The Beauty of Neapolitan Pizza at Settebello Marina del Rey
Learning the secrets of Neapolitan-style pizza at Settebello Marina del Rey
Los Angeles may not have a great pizza tradition, but Settebello Marina del Rey is proof that things have changed lately. We met with Kyle Munroe, pizza chef at the Marina del Rey location of the Settebello chain, to learn the secrets of the craft (and also grab a few slices). Here’s the video:
LA’s pizza scene has been described in three time periods. First, old-school pizzerias opened by Italian immigrants decades ago. Then, “gourmet” pizza places such as Spago or Pitfire, very creative in terms of toppings (maybe too creative?). Finally, third-wave pizzerias paying homage to the Neapolitan tradition: wood-burning ovens, quality ingredients, and consistent execution.
“It’s all about making a beautiful final product with a few, basic ingredients.”
Some are even certified by the Associazione Verace Pizza Napoletana, an organization that preserves and promotes authentic, Neapolitan-style pizza around the world. Settebello Marina del Rey is one of them.
What’s in a Neapolitan style pizza anyway?
To receive this recognition, you have to keep things simple. As Kyle explains, “Neapolitan pizza reflects Italian cuisine as a whole. It’s about making a beautiful final product with a few, basic ingredients.” After all, only four things go into the dough: flour, water, salt, and yeast.

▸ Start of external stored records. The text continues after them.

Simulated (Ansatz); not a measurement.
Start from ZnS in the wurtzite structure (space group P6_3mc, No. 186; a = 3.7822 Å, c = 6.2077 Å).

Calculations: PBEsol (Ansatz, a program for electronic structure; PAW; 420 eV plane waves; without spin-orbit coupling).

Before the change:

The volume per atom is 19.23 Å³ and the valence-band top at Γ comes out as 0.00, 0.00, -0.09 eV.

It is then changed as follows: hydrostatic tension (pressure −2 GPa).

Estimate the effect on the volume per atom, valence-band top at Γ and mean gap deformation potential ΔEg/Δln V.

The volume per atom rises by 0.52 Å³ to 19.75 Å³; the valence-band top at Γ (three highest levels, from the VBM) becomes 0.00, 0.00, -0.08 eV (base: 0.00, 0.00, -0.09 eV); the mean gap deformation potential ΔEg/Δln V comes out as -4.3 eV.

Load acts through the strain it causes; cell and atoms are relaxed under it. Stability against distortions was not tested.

Well, it’s not so easy as it sounds. Kyle trained for almost a year at the first location of the Settebello chain, in Salt Lake City, UT. “Learning to make the dough and stretch the pizza properly takes time,” he says. “The standards for a certified Neapolitan pizza are strict and details are important.” And then, of course, you need a 900-degree wood-burning oven, and you need to know how to use it.
Finally, the quality of the ingredients is key. Settebello Marina del Rey, like the other certified pizzerias, uses only a certain brand of tipo 00 flour, all the way from Naples. Special cheeses, like fontina, taleggio, or carboncino, are imported as well. And the imported buffalo mozzarella is what makes the Margherita DOC stand out.